I'm using Tornado, and I'm up and running with the simple 'Hello, world' that you can find on the Tornado homepage. However, as soon as tornado.ioloop.IOLoop.instance().start() is called, it enters into the loop and doesn't return. My existing program is (essentially) an infinite loop as well, but I want to integrate the two.

So, my question is: how can I construct my program so that I can monitor variables inside my infinite loop by using Tornado to provide a web interface?

+1  A: 

I believe that the best (read: easiest) approach would be to have your daemon app write those particular variables you want to monitor out to a shared spaced that your tornado app can access. This could be a file, a socket, a database, or key-value store. Some ideas ideas that come to mind is to use your existing database (if there is one,) sqlite, or even memcached. Then, you would simply have your tornado application read those values from wherever you stored them.

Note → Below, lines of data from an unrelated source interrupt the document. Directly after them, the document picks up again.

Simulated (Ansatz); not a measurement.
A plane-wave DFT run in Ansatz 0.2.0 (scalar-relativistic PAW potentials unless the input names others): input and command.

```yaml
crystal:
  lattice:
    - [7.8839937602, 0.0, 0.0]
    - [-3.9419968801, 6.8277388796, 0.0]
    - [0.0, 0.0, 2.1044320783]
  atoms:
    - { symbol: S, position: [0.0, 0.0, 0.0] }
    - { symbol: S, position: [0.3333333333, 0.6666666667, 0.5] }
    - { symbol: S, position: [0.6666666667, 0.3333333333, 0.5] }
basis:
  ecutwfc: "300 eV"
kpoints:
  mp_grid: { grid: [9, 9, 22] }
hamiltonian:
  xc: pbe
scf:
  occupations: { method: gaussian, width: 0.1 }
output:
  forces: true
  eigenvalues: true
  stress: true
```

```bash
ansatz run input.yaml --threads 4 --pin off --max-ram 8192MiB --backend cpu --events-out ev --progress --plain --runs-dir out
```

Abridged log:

You are correct in that once you run tornado.ioloop.IOLoop.instance().start() tornado's control flow never returns from that loop. From that point forward, your application's control will stay within the Application and RequestHandlers that you defined.

Charles Hooper
A: 

Another less elegant solution would be to utilize yaml to serialize the objects periodically from your main app, and have the web app read those in. You can even dump objects into yaml, so you could see the different states of those.